My recent post “What AX7 is sure to get Wrong!” received responses split predictably along party lines:

  • Users from the ERP trenches understood the point I was making and could relate to the “galley slave” metaphor.
  • Folks from the software publisher side of the street took the position that software is hard to develop and that I should concentrate on the flashing lights and spinning whirligigs the new version will have and stop posting nonsense.

Just paraphrasing.

However, one comment in particular caught my attention.

My position in the original post was that while software publishers proclaim each new release of their software as the greatest thing since sliced bread, the majority of hard core users find new versions of ERP software more and more difficult for quick and easy data entry and system navigation. While I made the point regarding the release of AX7 I have found that to be generally true for all ERP releases.

I suggested that it might be good if developers were forced to spend a month working in an accounting department keying data before they wrote a single line of ERP code. The theory being that usability would improve by developing empathy for high volume, repetitive data entry tasks.

Evidently that was not a great suggestion because one response pointed out that maybe accountants should spend a month coding to appreciate how hard THAT is.

For just a moment I thought to myself, “that is a fair enough comment, that makes sense” until it hit me a second later!

NO! NO! NO! A thousand times NO!

If your company develops software or mobile apps then accountants and other “galley slaves” should be in a position where they support developers but in every other type of business it is the IT department and the development teams that have to support “The Business” and by extension the business users.

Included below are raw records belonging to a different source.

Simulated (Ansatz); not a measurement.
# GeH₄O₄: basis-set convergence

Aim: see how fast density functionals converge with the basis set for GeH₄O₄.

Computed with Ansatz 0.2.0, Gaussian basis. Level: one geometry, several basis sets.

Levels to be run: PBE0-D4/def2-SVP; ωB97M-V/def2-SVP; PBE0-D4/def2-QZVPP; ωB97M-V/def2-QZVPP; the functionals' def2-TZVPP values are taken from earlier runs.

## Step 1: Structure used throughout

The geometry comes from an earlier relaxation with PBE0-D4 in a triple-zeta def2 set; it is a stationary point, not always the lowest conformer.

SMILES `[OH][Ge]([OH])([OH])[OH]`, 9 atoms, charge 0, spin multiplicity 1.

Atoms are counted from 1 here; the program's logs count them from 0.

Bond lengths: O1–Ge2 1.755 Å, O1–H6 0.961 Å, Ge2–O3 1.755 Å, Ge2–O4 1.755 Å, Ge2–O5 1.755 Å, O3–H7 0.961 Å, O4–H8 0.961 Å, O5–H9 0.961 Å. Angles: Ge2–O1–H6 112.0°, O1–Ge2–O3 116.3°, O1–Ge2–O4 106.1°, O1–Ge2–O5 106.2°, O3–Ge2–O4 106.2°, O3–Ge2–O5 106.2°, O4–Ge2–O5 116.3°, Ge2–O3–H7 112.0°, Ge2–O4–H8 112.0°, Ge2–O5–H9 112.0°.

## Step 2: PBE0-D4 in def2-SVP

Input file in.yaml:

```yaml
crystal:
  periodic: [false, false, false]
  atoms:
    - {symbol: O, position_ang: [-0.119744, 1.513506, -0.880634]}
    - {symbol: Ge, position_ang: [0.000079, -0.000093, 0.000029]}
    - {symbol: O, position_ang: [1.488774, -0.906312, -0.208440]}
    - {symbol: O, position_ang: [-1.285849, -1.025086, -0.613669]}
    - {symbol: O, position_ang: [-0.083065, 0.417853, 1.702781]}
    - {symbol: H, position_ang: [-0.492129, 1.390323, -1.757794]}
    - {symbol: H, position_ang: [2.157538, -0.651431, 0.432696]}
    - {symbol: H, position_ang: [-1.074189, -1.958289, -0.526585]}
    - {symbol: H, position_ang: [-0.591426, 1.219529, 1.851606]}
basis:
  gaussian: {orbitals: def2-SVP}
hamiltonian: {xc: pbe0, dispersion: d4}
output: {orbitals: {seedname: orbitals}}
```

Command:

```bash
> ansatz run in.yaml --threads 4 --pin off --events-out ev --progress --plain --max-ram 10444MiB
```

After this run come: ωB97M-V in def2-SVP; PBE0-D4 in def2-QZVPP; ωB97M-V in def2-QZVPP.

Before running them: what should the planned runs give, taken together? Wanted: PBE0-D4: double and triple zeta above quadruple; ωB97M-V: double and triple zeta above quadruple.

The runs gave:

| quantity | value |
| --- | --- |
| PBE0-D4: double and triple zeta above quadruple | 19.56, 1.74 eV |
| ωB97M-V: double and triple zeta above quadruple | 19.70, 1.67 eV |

The reason this struck me so hard is that in our consulting business we assist executive teams in companies that have major ERP implementations that have gone awry and we find more and more instances of IT led projects that have “shot off the rails”. And not coincidentally.

Can you say cart before the horse?

Is this a trend? If so, based on my experience, it is not a good trend and we should start seeing “IT Led ERP Implementations” as a “Top Ten Reason for why ERP Projects Fail” any day now.

Have to put up my crystal ball…my CIO is threatening to release my browser history.